You’ve probably seen Freytag’s Pyramid a few dozen times. It’s overused, abused, and has led to people making some very narrow and reductive claims about what constitutes a good story. Lincoln Michel, for example, has written about the need to think more broadly about story structure, and in my own less-prominent experience he’s correct.
Besides, it’s not even a pyramid! It’s a line with a bump. Come on, people.
My second, more serious point is this: I think in teaching there’s a similar sort of diagram that I often keep in mind, and it looks like this:
This is the form that I think a lot of learning—not all!—takes. You, as a teacher, are trying to start with specific knowledge that your student has. You are then trying to get them to learn a true and correct generalization from their knowledge. And then you’d like them to apply that knowledge to new situations.
Should we name the “rising” and “falling” action in this triangle? Can’t hurt. It would look like this:
It’s maybe easiest to see this at play when it comes to definitions:
Specifics: Here is a triangle. Here is another one. This is not a triangle. But this one is.
Generalization: Now, what is a triangle?
Specifics: And since you know what a triangle is, is this a triangle?
But this pattern is also handy for understanding how students learn procedures. Students learn by generalizing from solutions (e.g. a classmate’s idea, worked examples). But it’s not enough to hear or articulate an abstraction—to be sure that you understand it, you need to apply it to a specific case.

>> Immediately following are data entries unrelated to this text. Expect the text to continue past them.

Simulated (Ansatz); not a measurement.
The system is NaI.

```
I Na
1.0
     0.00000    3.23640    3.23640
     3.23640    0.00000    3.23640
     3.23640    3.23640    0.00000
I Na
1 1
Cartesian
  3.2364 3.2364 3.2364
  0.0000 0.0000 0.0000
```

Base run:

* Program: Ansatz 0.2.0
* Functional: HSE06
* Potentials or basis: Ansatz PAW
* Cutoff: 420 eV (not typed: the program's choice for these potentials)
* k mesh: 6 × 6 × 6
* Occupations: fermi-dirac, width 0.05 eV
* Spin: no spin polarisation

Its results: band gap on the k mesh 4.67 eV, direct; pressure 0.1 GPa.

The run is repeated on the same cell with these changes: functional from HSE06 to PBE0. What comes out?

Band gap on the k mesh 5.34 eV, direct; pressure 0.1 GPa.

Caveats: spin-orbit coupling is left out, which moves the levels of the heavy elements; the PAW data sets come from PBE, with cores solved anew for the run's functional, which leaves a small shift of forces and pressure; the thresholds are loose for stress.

Learning a procedure can look something like this:
Specifics: A person solves 9 + 2 by counting on 9, 10, 11.
Generalization: “Oh wait! You can always count on from the larger number by the smaller number.”
Specifics: A person tries that out on 19 + 2.
I’m thinking about this because, in his newsletter, Dylan Kane wrote about a new study that found that self-explanations negatively impact learning from examples:
The authors reviewed 43 articles studying worked examples in math. They found (probably not surprising) that worked examples had a positive effect on learning. They also found (probably more surprising) that worked examples worked better when they only included correct examples, and also that including self-explanation prompts had a negative effect on learning.
And while I agree that it’s a surprising finding, I’m not that surprised. Because I’ve seen a lot of things called “self-explanation prompts” that don’t fit this pattern of instruction. In particular, they don’t do anything to move students up the knock-off Freytag Pyramid up from the specifics they are familiar with, up to some sort of generalization.
“Explain your reasoning” is a standard prompt that may induce some students to make generalization. Or it might not.
I should admit at this point that I stole this specifics/generalization/specifics thing from a lovely piece that I’ve written about before by researchers Alexander Renkl and Alexander Eitel. They have a busier version of what I’m talking about that has really influenced my teaching.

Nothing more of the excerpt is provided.